Too often, universities use studies about themselves as marketing opportunities rather than a chance to understand reality. This is especially true with “economic impact” studies that purport to examine a university’s effect on a local economy.
One recent example, for the University of North Carolina at Asheville, unfortunately, follows this mold. Produced by a consulting firm called SYNEVA Economics for UNCA, the study concludes that state government spending on UNCA has an annual economic impact on the Asheville region (Buncombe, Madison, Haywood, and Henderson counties) of $450 million. This is generated by spending that flows from state taxpayers through the university and out into the community. The study includes expenditures made by campus operations and construction, alumni who live in the area, student and visitor spending, and new residents attracted by the university.
The return on state spending for the Asheville region declared by the study is impressive, to say the least. Every dollar the state of North Carolina spends on UNCA generates well over an 1,100 percent return to the Asheville area in terms of increased GDP. However, any impacts on other parts of North Carolina related to wealth transfers from taxpayers across the state to the university are not mentioned. In other words, the study says nothing about whether these subsidies are worthwhile for the state, only that they benefit the Asheville region.
SYNEVA obtained their results by utilizing a proprietary “off-the-shelf” economic impact model frequently used in these kinds of studies called Impact Analysis for Planning (IMPLAN). Consequently, from an economics perspective, SYNEVA makes a fundamental error generally found in IMPLAN-based studies. Because of this error, the study does not, in fact, represent a meaningful analysis of the effects that it claims to be measuring.
That error is that the study—as is often the case with IMPLAN-based studies—ignores opportunity costs; that is, it ignores the fact that the resources being consumed by the economic activities of the university, like all resources, are scarce. This means that the study does not assess the alternative uses of the resources—land, labor, and capital—when it analyzes the university’s economic impact. This is the most fundamental error found in economic analysis and is often made by people who have no serious training in the discipline. Because of this, the study does not even provide enough information to determine whether UNCA’s impact on economic activity is positive or negative.

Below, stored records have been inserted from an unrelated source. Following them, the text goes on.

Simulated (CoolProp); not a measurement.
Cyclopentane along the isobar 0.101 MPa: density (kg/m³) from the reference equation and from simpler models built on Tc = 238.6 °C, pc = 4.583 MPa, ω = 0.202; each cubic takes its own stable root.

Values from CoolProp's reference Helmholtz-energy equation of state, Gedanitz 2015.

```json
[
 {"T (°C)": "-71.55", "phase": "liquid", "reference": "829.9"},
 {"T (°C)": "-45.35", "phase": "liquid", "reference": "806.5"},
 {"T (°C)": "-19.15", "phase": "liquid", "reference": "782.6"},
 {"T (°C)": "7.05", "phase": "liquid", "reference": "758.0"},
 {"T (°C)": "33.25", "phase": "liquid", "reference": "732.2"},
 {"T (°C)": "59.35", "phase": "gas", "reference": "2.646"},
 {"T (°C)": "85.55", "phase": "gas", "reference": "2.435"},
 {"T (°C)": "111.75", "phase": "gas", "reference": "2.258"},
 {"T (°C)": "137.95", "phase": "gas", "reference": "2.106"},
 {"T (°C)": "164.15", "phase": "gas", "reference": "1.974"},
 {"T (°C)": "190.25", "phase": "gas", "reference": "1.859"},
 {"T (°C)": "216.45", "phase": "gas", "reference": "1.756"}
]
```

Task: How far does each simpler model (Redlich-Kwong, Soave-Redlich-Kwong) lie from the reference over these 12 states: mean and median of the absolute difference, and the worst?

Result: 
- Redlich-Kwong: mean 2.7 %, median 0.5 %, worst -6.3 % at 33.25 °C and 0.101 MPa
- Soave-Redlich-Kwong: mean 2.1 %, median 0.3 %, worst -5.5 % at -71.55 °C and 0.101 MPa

According to SYNEVA, the purpose of the study is to:
Objectively quantify local spending that occurs as a result of the presence of UNC Asheville; and track that spending as it moves through the local economy. Results of the analysis can demonstrate the economic contribution to and value of UNC Asheville in terms of local[sic] supported jobs, increased income, value added, raised economic output and additional tax revenues generated.
However, the problem is that by simply tracking spending without also examining the possible alternative uses of the resources that are being absorbed by that spending, the actual impact on jobs, income, output, etc. cannot be determined.
The study examines what are called direct, indirect, and induced effects of the university’s spending. Direct effects relate to those industries that receive revenues as a result of expenditures made directly by UNCA, typically employees and suppliers of goods and services to the university. Indirect effects are the result of expenditures made by those individuals and businesses who are the beneficiaries of the direct effects. Induced effects are the result of household spending increases in the local economy more generally that occur as a result of the direct and indirect effects. To get the total effect, the impact of all three are added together.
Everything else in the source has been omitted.